When I read that quote I nearly fell out of my chair laughing. Apparently Bush wants a place to permanently enshrine his administration’s version of the two wars he started and paid for on our nation’s credit. The George W. Bush Library needs a name change if so, perhaps something more along the lines of “The Right-Wing Neocon Propaganda Bullshit Warehouse and Dildo Factory.” Why the dildos? Because if anyone knows about fucking the American people, it’s George W. Bush.

But all this talk of “facts” being “laid out? a the GWB Library got me to thinking. Besides the facts/totally made up bullshit lies about the Iraq War, what other facts can the library lay out for the American people? Here’s what I came up with.

#5. Dick Cheney’s Favorite Potato Chip Is “X-Treme Warmongering Cool Ranch Doritos”

Honestly, I am dying to get inside the GWB Library so I can experience firsthand how much smoke and how many mirrors they decided to put up around Cheney. If ever there was a man deserving of eternal scorn and damnation, it’s the vile and disgusting war profiteer Dick Cheney. It would be one thing of all the Bush Administration’s key actors showed the same kind of humility and humanity that Colin Powell has. Sure, Powell is just as culpable for selling the Iraq War of Lies to the American people, but at least in the subsequent years, he has said numerous times he knows now they were wrong. But as for Bush, Cheney, Paul Wolfowitz and Condie Rice? They just get to keep making platitudes about “information available at the time” or “we liberated the Iraqi people.” Amazing, isn’t it?

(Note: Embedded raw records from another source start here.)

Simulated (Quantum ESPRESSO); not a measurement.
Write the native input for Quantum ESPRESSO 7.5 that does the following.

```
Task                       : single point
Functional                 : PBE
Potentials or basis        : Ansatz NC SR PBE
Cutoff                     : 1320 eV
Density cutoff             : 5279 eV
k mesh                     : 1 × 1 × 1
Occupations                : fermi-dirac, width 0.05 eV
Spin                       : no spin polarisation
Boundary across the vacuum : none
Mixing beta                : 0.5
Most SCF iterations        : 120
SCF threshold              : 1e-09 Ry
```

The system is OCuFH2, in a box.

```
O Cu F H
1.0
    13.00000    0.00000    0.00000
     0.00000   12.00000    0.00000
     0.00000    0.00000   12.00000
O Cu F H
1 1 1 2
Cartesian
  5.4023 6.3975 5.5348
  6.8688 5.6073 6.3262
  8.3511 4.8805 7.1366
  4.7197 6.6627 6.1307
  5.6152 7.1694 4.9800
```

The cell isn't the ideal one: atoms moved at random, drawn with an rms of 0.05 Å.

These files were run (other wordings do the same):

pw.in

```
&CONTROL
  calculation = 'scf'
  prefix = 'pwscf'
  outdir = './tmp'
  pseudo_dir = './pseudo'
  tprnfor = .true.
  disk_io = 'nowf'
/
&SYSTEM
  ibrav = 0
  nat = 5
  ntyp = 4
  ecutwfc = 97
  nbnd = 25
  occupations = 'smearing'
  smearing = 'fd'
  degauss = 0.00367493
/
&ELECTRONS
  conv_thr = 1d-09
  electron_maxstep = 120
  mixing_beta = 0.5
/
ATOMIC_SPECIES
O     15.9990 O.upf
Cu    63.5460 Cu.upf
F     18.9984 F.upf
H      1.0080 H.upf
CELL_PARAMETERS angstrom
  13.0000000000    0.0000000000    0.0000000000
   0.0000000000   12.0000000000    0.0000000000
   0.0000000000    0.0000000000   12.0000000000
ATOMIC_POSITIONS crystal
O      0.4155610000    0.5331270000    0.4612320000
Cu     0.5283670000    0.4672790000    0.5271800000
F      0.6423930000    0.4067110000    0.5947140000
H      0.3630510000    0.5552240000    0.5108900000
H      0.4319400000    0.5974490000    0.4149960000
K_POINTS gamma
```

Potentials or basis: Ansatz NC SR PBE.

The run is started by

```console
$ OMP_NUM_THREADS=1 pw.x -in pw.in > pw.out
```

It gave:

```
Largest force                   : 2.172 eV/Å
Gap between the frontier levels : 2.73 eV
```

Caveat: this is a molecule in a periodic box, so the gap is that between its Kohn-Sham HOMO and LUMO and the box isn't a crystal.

#4. Paul Wolfowitz Is An Asexual Alien From Another Planet

Quite honestly I don’t have anything intellectually stunning to say about this reedy fuck. From everything we know now, Wolfowitz was one of the key players in carrying over Daddy Bush’s vendetta against Saddam Hussein into Junior Bush’s presidency. Wolfowitz was instrumental in keeping Bush focused on the non-existent Iraq angle in connection to 9/11. Wolfowitz and Cheney were the most steadfast and stubborn war hawks in the upper echelons. Both men saw no problem using the youth of this country, many of whom were of my generation, as human capital with which to spawn billions in revenue. So I have no idea if ¬†Wolfowitz is asexual, but he’s clearly an alien from the planet Misanthropy.

#3. “George” Is Actually Just Sacha Baron Cohen’s Hilarious Character “The Worst Fucking President Of All Time”

We all loved “Borat,” and I’m thinking that someone so viciously unaware of what a failure his presidency was simply cannot be real. For all the right-wing’s demagoguery of Jimmy Carter and Bill Clinton, the proof of their lies is in the fact that in the years since they’ve left office, both men have seen their popularity soar. That’s because you can’t look back on either man’s terms in office and find a deliberate misleading of the American people in the pursuit of war profits. Sure, Clinton lied. About a blowjob. This was after months and years of ugly accusations of being a party to murder, a secret Communist, etc. But no one can think Dubya’s presidency will be remembered as anything but a black mark on our country’s history. What very little good that came out of the eight years of GWB’s reign is completely overshadowed by the thousands of lives lost and trillions of dollars spent in vain.

#2. The Iraq War Was All Just One of Bob Newheart’s Dreams

Wishful thinking here…nothing more.

 #1. George W. Bush Really Was The Worst President Ever, For Reals Though

I know, I know. A liberal writer calling Dubya the worst president ever is nothing new. The evidence backs it up though. He came into office with a massive budget surplus and proceeded to dismantle it with massive tax cuts that weren’t reversed when the economy started to droop after a decade of expensive wars that were unpaid for. The Bush Administration traipsed all over the globe, spoiling for a fight like a drunk in a bar at 2am on a Wednesday night. They’re the ones who soured relations with North Korea again by calling them part of “The Axis of Evil.” They’re the ones who pushed the country into war with Iraq and distracted us from our work in Afghanistan. How much sooner could we have found Bin Laden if we weren’t fighting a second and wholly unnecessary war?

I fully intend to visit the GWB Library one day. I’d think of it like visiting Disneyland for Dummies, or like watching Fox News in a virtual reality helmet. But clearly whatever “facts” this wretched place puts on display won’t be anything of the kind. Instead, it’ll just be a shrine to the lies and false narratives that the Bush Administration clings to, and nothing more.